The first and most obvious question that needs to be asked is whether Carson Wentz will bounce back from his horrid 2020 season. If Wentz can’t simply be a game manager at a minimum, then no Colts player will have a good fantasy season including Pittman. I however believe that Wentz can return to some former version of himself. I’d be hard-pressed to believe he will ever recapture his 2017 form, but I think Wentz will float between QB14 and QB17 for the remainder of his career.

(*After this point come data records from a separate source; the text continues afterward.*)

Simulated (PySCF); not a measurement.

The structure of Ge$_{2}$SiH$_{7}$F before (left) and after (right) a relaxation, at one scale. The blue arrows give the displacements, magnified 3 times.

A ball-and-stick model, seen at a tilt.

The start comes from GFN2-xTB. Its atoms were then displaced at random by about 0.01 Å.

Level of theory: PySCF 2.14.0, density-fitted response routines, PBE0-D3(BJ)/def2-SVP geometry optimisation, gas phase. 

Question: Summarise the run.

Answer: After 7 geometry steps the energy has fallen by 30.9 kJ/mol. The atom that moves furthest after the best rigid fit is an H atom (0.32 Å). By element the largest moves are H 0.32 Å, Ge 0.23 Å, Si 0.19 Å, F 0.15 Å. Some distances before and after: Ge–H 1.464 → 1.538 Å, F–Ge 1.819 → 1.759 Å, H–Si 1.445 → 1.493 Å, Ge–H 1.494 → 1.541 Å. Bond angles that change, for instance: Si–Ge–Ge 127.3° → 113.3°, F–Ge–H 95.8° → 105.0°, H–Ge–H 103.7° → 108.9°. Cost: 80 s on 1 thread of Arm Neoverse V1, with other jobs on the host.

With the assumption that Wentz can be ‘fixed’, the next piece of the puzzle we need to understand is figuring out what the offense will look like. For four seasons straight now, Indianapolis will have a different starting QB. In 2018 it was Luck, 2019 Brissett, 2020 Rivers, and now in 2021, it’ll be Wentz. The offenses under Rivers and Brissett looked much different than they did with Luck at the helm.

As for the new-look Colts offense under Wentz, I think we will see a similar offense as we did in 2018 with Luck. As we can see from that chart above, Rivers and Brissett were more of a ‘dink and dunk’ type of QB while Wentz and Luck pushed the ball downfield more. We’ve heard it from Frank Reich and Nick Sirianni countless times about how they tailored an offense to the skill set of their QB.


In 2018 the Colts were 2nd in pass attempts, in 2019 they were 25th, and in 2020 they were 19th.


During the two years Reich was in Philadelphia with Wentz, the Eagles ranked 6th in pass attempts in 2016 and 13th in 2017. The Eagles were on their way to another top 6 finish in pass attempts in 2017 until the offense had to be adjusted mid-season with Wentz suffering a season-ending ACL injury. It is no secret that Frank Reich loves to throw the ball and he loves for his QB to push it downfield.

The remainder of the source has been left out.